Architecture as Code
September 18, 2025
Imagine a tool running quietly in the background. Nobody’s quite sure what it does, who built it, or why it still exists. It has no clear owner, no trusted documentation. Yet somehow, it serves around 250,000 clients every year. It works, so people leave it alone.
Until one day, it crashes.
Suddenly, this forgotten tool becomes urgent. The operations team scrambles to bring it back, but there’s nothing to go on. No README, no diagrams, no code comments. Just a PDF from 1999 called something like System Overview (Final_v3_new).docx.
We’ve all seen situations like this. Systems that are important, but are barely understood. No one really owns them, and no one keeps track. And when something goes wrong, everyone’s left guessing.
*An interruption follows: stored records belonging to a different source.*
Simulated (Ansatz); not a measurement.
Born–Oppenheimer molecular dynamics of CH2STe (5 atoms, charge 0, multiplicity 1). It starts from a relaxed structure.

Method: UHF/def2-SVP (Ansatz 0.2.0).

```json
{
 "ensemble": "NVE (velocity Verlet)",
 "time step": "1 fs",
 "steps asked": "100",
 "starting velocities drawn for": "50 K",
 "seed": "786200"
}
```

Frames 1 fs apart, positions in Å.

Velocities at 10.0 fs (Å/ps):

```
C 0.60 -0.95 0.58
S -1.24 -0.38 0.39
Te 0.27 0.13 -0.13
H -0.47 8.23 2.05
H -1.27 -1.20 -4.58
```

It’s a reminder: when architecture lives only in someone’s head, or in no one’s, it becomes a risk.
The answer isn’t to go back to the old “ivory tower” way of working, where one architect makes all the decisions alone and writes everything down in a big document. That doesn’t help the team, and it doesn’t scale.
Instead, we need a practical approach. One where architecture is part of everyday work. Shared by the team. Visible in the code. Easy to find and easy to update.
This article spotlights three building blocks that support that way of working:
- Diagrams that explain the system on different levels
- Documentation that shows why key decisions were made
- Fitness functions that check if the architecture remains compliant with the rules
Each of these should be supported by easy-to-use tools. In this article we take a look at the C4 Model for diagrams, ADRs for decision making, and ArchUnit to test architectural rules in code.
This approach makes architecture a team effort. Everyone can understand it. Everyone can help keep it healthy. And we’re less likely to be caught off guard by systems no one remembers.